For Python, the new features mean that module writers want to use them, and then they do, and you'll find that the system Python you have can't handle what modules need for things you want to install, and so you're forced to not just have a separate module environment, but fully separate pythons installed on servers so you cane make use of the module ecosystem. For a specific app you're shipping around this is fine, but when maintaining a fleet of servers and trying to provide a consistent environment, this is a big PITA that you don't want to deal with when you've already chosen a major LTS distro to avoid problems like this.
Compiling a scripting language usually doesn't help much either, as that usually results in extremely bloated binaries which have their own packaging and consistency problems.
This is cyclical problem we've had so far. A language is used for admin and system work, the requirements of administrators grate up against the usage needs of people that use the language for other things, and it fails for non-admin work and loses popularity and gets replaced be something more popular (Perl -> Python) or it fails for admin work because it caters to other uses and eventually gets replaced by something more stable (what I think will happen to Python, what I think somewhat happened to bash earlier for slightly different reasons).
I'm not a huge fan of Go, but I can definitely see why people switch to it for systems work. It alleviates a decent chunk of the consistency problems, so it's at least better in that respect.
Yes, this is, frankly, an absurd situation for python.
And then there is the fact that I end up depending on third-party solutions to manage dependencies. Python is big-time now; stop the amateur hour crap.
If you use it as a scripting language, that might very well be the case (it's at least simpler). When you're building libraries or applications, no, definitely not. It's a huge mess, and every 3 years or so we get another new tool that promises to solve it, but just ends up creating a bigger mess.

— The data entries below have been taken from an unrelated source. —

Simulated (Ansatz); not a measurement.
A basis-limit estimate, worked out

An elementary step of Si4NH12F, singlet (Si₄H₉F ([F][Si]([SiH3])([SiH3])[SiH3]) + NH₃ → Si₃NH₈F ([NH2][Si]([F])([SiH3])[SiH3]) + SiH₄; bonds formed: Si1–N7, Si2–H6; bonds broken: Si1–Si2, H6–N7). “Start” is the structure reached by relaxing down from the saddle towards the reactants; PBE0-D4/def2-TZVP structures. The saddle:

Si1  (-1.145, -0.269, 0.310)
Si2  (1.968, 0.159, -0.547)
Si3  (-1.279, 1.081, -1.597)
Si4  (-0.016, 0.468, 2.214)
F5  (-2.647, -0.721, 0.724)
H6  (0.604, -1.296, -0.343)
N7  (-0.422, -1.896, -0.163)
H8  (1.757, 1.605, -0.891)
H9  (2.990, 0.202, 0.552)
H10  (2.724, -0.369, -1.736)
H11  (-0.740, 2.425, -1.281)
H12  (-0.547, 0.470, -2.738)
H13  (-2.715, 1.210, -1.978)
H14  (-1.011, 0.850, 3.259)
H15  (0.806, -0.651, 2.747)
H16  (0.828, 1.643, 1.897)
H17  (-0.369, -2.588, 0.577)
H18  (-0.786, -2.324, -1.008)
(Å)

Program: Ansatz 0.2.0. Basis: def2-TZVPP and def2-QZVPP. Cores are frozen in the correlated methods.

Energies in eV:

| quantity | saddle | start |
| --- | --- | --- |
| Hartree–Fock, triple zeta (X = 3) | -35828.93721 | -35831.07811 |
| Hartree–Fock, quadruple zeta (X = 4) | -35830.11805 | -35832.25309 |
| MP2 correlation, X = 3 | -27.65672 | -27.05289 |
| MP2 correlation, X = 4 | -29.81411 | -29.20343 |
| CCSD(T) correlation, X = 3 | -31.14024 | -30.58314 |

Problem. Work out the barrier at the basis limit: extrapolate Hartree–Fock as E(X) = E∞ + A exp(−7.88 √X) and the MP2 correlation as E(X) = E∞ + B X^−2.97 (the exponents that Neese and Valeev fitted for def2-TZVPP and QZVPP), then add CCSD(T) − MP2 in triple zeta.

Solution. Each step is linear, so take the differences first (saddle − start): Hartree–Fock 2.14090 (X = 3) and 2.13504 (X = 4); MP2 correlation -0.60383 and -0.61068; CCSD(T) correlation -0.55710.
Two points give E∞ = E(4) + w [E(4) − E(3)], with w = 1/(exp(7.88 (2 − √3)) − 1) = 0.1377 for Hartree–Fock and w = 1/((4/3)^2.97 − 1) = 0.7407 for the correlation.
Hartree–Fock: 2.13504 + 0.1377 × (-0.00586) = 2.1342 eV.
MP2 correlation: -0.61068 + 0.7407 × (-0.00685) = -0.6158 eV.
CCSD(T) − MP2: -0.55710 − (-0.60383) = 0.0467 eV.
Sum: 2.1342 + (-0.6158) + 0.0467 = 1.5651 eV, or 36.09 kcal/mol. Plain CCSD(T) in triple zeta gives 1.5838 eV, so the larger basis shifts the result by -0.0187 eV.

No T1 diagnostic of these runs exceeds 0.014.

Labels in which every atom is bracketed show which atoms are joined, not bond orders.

More, given that no language competes at high-level numerics with Python outside of Julia and numerics in general only adds C++.
It's used in a bunch of small niches, but it has users beyond just astronomy.
** A million disclaimers apply.
There is a reason why most BLAS implementations have been rewritten into C.
Not unless they're pushed to, like Python was.
>A critical thing is Python does numerics very, very well.
That's not Python doing numerical stuff. That's C code, called from Python.
As for me, I write:
A * B
It multiplies two matrices. C can't do that. In C, I'd have some unreadable matrix64_multiply(a, b). Readability is a big deal. Math should look more-or-less like math. I can handle 2^4, or 2**4, but if you have mpow(2, 4) in the middle of a complex equation, the number of bugs goes way up.
I'd also need to allocate and free memory. Data wrangling is also a disaster in C. Format strings were a really good idea in the seventies, and were a huge step up from BASIC or Python. For 2022?
And for that A * B? If I change data types, things just work. This means I can make large algorithmic changes painlessly.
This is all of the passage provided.